There’s been a good bit of discussion lately on the Global Interwebs over a recent blog post by the wine-data-focused David Morrison (to which I was alerted by intrepid friend-of-1WD Bob Henry).
In that post, Morrison puts the scores of two of Wine Spectator’s then-critics-both-named-James, James Laube and James Suckling, through the data-analysis wringer, focusing on scores they gave to wines as part of WS’s “Cabernet Challenge” of 1996.

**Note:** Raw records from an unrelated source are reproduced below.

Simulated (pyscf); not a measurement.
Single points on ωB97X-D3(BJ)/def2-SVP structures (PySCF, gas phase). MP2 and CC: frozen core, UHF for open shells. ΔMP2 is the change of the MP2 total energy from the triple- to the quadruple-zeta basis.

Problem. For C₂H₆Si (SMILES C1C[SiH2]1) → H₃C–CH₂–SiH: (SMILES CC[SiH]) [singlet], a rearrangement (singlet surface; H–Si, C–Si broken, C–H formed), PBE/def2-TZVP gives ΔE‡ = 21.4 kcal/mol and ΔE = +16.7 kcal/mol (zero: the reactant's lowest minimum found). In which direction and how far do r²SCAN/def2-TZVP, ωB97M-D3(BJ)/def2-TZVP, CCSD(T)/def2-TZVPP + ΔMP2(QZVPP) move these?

Generally speaking, Morrison’s blog post, while enviably thorough, can justifiably be criticized as much ado about nothing, considering that no one in the right minds could draw any statistically relevant conclusions from such a small data set. The summary version is that he found a high level of disagreement in the scores that the two Jameses gave to the same wines. Morrison draws out some interesting suggestions from this finding, though, primarily about the use of numbers when evaluating wine quality; to wit (emphasis is mine):
“The formal explanation for the degree of disagreement is this: the tasters are not using the same scoring scheme to make their assessments, even though they are expressing those assessments using the same scale. This is not just a minor semantic distinction, but is instead a fundamental and important property of anything expressed mathematically. As an example, it means that when two tasters produce a score of 85 it does not necessarily imply that they have a similar opinion about the wine; and if one produces 85 points and the other 90 then they do not necessarily differ in their opinion.“
So… where have we heard that before?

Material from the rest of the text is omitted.